Academics
Curriculum

English

DEPARTMENT PHILOSOPHY:

The English curriculum is college preparatory where critical and analytical thinking skills are deliberately developed, with an emphasis on the students’ applying these skills and methods in all classes. The freshman and sophomore level courses provide the fundamentals of literary analysis, beginning writing instruction and grammar review. Junior and senior level courses concentrate on more sophisticated application of these concepts, also offering oral presentation practice.

MEET THE ENGLISH DEPARTMENT FACULTY:

ENGLISH DEPARTMENT COURSE OFFERINGS:

List of 14 items.

  • COLLEGE PREP ENGLISH I – 2211 and 2212

    College Prep English I, a foundational course for freshmen, reinforces instruction in Standard English grammar and usage within an integrated college preparatory program that includes reading, writing and speaking. College Prep English I supports the later DSHA English Department curriculum by focusing on building a strong foundation in grammatical and rhetorical conventions, allowing students to begin to use these conventions as effective writers. Students will write compositions to reinforce grammar and usage skills and to develop their voice as writers. Vocabulary development and reading comprehension are also strengthened with a variety of reading assignments.

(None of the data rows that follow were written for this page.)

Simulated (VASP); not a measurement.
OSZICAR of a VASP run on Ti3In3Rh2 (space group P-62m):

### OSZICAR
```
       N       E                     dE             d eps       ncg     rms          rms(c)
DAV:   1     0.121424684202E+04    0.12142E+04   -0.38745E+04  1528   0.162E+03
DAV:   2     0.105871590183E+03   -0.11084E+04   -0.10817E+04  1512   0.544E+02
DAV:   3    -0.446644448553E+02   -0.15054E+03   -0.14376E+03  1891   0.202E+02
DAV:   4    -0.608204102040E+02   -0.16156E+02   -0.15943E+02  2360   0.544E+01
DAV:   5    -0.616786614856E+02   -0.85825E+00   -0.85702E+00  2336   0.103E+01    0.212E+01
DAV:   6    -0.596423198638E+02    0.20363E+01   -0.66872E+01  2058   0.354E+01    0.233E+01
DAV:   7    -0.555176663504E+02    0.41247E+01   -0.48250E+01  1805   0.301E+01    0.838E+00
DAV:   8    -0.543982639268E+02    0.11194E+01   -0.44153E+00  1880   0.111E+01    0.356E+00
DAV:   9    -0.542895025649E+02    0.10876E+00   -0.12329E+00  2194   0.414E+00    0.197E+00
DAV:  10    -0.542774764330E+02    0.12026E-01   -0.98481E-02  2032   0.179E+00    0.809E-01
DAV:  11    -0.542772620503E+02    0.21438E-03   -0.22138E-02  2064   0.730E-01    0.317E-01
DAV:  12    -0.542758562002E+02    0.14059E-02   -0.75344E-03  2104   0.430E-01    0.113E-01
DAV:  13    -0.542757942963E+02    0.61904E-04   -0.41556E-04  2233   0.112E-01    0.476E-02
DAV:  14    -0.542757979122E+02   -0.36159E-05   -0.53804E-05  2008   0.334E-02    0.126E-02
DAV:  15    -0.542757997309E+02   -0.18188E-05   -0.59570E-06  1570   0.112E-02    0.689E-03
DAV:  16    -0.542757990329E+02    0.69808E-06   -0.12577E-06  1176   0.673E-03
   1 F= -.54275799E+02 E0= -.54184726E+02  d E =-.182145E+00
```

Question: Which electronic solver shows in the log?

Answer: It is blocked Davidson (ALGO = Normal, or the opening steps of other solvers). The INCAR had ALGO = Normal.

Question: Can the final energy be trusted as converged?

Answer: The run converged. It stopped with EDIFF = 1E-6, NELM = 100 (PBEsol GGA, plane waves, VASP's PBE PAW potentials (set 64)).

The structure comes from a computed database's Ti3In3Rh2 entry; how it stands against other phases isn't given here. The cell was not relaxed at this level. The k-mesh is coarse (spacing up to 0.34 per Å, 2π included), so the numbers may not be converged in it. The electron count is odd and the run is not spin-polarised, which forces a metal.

    9th grade, 2 semesters, required
  • COLLEGE PREP ENGLISH II – 2251 and 2252

    College Prep English II, like College Prep English I, is an introductory foundational course that prepares students for the more complex reading and writing assignments they will receive as upperclasswomen. A survey of American literature, the course introduces students to the various authors and genres of American literature from the Puritan age to the modern and contemporary age. In the context of American literature, students focus on writing skills such as paragraph development, proper use of sources and citations, grammar, sentence structure, thesis development, essay structure and support. Students write three to four formal analytical essays each semester in addition to a number of shorter assignments. An introduction to the research paper is also included in the second semester. A variety of reading assignments in American literature including short stories, novels, poetry, essays and other nonfiction strengthen reading comprehension and vocabulary. Students also receive instruction in delivering formal speeches and by the end of the year, we expect our students to be competent and capable speakers, writers, thinkers and readers.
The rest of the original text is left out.